Snow Maiden (1899) by Victor Vasnetsov
Snegurochka, also known as the Snow Maiden or Snowy, is a unique character of Russian folklore and an essential part of Russian New Year’s celebrations. The origins of Snegurochka are contradictory. The roots of this feminine character can be found in Slavic pagan beliefs. According to legend, she is the daughter of Father Frost and the Snow Queen.
However, another Russian fairy-tale tells a story of an old man and woman who had always regretted that they did not have any children. In winter they made a girl out of snow. The snow maiden came alive and became the daughter they never had. They called her Snegurochka. But when the summer sun began to warm the land, the girl became very sad.
One day she went into the woods with a group of village girls to pick flowers. It began to get dark and the girls made a fire and began playfully jumping over the flames. Snegurochka also jumped, but suddenly she melted and turned into a white cloud.
In some parts of Russia people still follow the ancient tradition of drowning a straw figure in the river or burning it on the bonfire to dispel the winter. This custom symbolizes the transition from winter to spring.
Snegurochka is forever young and beautiful. According to the legend the old man and woman who made her from snow used two deep blue beads for eyes, made two dimples in her cheeks, and used a piece of red ribbon for her mouth. Snegurochka was very beautiful, but when she came to life, she was even better. Snegurochka is often depicted with snow white skin, deep sky-blue eyes, cherry lips and curly fair hair.
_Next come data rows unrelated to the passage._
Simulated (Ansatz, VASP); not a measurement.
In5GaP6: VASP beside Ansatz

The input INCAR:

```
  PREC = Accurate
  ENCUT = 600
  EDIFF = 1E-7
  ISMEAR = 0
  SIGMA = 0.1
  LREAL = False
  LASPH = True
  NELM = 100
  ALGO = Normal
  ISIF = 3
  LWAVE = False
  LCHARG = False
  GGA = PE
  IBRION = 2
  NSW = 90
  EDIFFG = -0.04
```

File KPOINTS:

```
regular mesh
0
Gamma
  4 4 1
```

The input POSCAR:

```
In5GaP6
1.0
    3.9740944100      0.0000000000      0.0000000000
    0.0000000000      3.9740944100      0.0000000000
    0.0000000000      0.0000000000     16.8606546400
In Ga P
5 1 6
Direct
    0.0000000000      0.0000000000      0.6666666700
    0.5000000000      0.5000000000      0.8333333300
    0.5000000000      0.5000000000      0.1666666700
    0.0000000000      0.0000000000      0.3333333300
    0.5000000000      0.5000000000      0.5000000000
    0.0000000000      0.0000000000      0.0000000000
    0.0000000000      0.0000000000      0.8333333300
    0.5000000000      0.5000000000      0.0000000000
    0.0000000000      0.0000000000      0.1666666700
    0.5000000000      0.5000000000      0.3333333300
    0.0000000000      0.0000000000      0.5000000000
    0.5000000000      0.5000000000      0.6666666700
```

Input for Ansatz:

Originally Snegurochka wore only white garments and a crown, decorated with silver and pearls. Her present day costume is blue, red, white or silver and her crown is sometimes replaced by an embroidered cap with fur edging. She is probably one of the most attractive female characters in Russian culture.
Snegurochka is said to live deep in the winter forest. Snegurochka’s modern place of residence is quite real - it’s the Russian city of Veliky Ustyug (in the fairytale, her origins are in the Russian city of Kostroma). Nowadays, Father Frost is considered to be her grandfather rather than her father, as in the old legend.